The only German suspect I have come across is one Carl Fagenbauhn (apologies for the spelling). He was a German Midshipman who was making frequent trips between Germany, the dutch isles and London. Is he in your highly valued opinion a credible suspect. If not why not?
I'm not sure, whether you were adressing me or Phil H. I've only seen a documentary about Feigenbaumon TV and the explanation seemed plausible. But I guess they show only the facts that let you come to this conclusion. Actually I don't have any major suspect. In the german forums Kosminski ist mentioned very often. But there are always many pros and cons. I'm not sure if he was indeed one of the popular suspects.
I have to say that the little knowledge I got of the Ripper comes from the book by Philip Sudgen and the german Ripper forum.
The only German suspect I have come across is one Carl Fagenbauhn
I found these names and description in the german forum (where I first mentioned the topic):
Charles Ludwig, a german barber
Jacob Isenschmid, a swiss butcher
Aaron Kosminski (November 17th 1893 in Colney Hatch “Only speaks German (?Yiddish)
David Cohen (December 28th 1888 in Colney Hatch “Chiefly speaks in German”)
I know that some of them were from Poland but in those times people actually spoke German in some parts of Poland.
Why would he have moved on from him? If he has moved on I would like to bring up Walter Sickert (I read somewhere he was German in heritage) am I wrong? Anyway what do you think of Sickert as a suspect?
I have followed the Sickert debate since the 1970s when Knight's book came out. (The discussion, of course, goes back much further than that to Sitwell and Pash.)
Cornwell, for all her huge expenditure, could do no more than demonstrate that Walter might have written some hoax letters - which would have been in line with his sense of humour, as I see it, but does not make him JtR.
Indeed, the information I have suggests he may have been out of the country for at least some of the relevant dates.
I attended the major exhibition of his work at the Royal Academy in 1992, specifically to see his pictures for myself and make a judgement on their alleged Ripper content. (I still have the cataolgue. I could see nothing that would make me believe that any Ripper associations are in the minds of those who see them.
That is NOT to say that Sickert was not fascinated by murder and the Ripper case in particular. He was, as reminiscences by those he knew indicate. Again that does not make him "Jack".
In short, the whole Sickert angle is a farrago - a tissue of half-truths and allegations with no solid foundation.
Given your in-deth knowledge of the case, though, Mr Holmes, I'm probably telling you nothing new.
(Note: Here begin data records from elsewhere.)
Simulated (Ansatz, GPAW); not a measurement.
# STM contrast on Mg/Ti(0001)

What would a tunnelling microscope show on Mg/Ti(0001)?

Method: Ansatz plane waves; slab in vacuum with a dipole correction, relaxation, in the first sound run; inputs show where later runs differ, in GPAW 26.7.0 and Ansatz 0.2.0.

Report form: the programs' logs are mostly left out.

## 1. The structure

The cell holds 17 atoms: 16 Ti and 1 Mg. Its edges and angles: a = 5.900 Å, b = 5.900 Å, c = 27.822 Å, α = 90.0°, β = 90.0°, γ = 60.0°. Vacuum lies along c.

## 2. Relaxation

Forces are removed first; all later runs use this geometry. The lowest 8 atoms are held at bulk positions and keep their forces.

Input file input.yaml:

I have no idea, Mr Holmes. I simply presented a statement I had read on this site. I have no information on Mr Marriott's thought processes.
It could be that trevor's researches into the "Secret Ledgers" has convinced him that an alternative solution is more likely or better supported. But he may also never have been THAT convinced of the case against Feigenbaum anyway - who knows.
By the way, on a separate topic, I think you will find Sickert was of Danish descent, not German. Or was that a trick question?
Sickert as a young man worked for Henry Irving's company at the Lyceum. He would have learned make-up techniques, but don't forget in 1888, stage lighting was by limelight or gas, and greasepaint was used for make-up.
The stage conditions would have meant that by today's film standards, the make-up would have been heavy and - to an observer back-stage highly unnatural in colour and artificiality. Footlights (as I well know from personal experience) required a different technique to modern spotlights and floods etc. In particular the eyes and so on need bringing out, and lines to denote age/wrinkles etc would have been painted on (not done with latex or prosthetics as now) and would have been highly obvious.
So I do not think that Sickert would have been able to change his appearance to walk the streets as "someone else" without raising some eyebrows.
I think he may have acquired one "fetish" at the Lyceum. Irving's head scenery painter wore a red bandana when "preparing for close action" (i.e. especially hard at work) and Sickert might have picked up the same habit.
On voice - the large theatres of Victorian London did not possess any amplification so actors were trained to throw or project their voices so that audiences right at the back could hear. The inflections and style would have seemed "booming" mannered and strange to us.
On character, 1888 theatre was still very much melodrama, and acting relied on gesture and "line" to reveal character - line is how the body is positioned, a raised hand (above the shoulder-line) would indicate power and dominance, for instance; a hand lower that the shoulder would show submission.
Please don't think acting then was like film acting (or even stage acting) today, subtle and "realistic". In 1888, it was artificial, more like ballet or opera is still performed sometimes. I don't think an actor's talents would have helped "Jack" for a moment.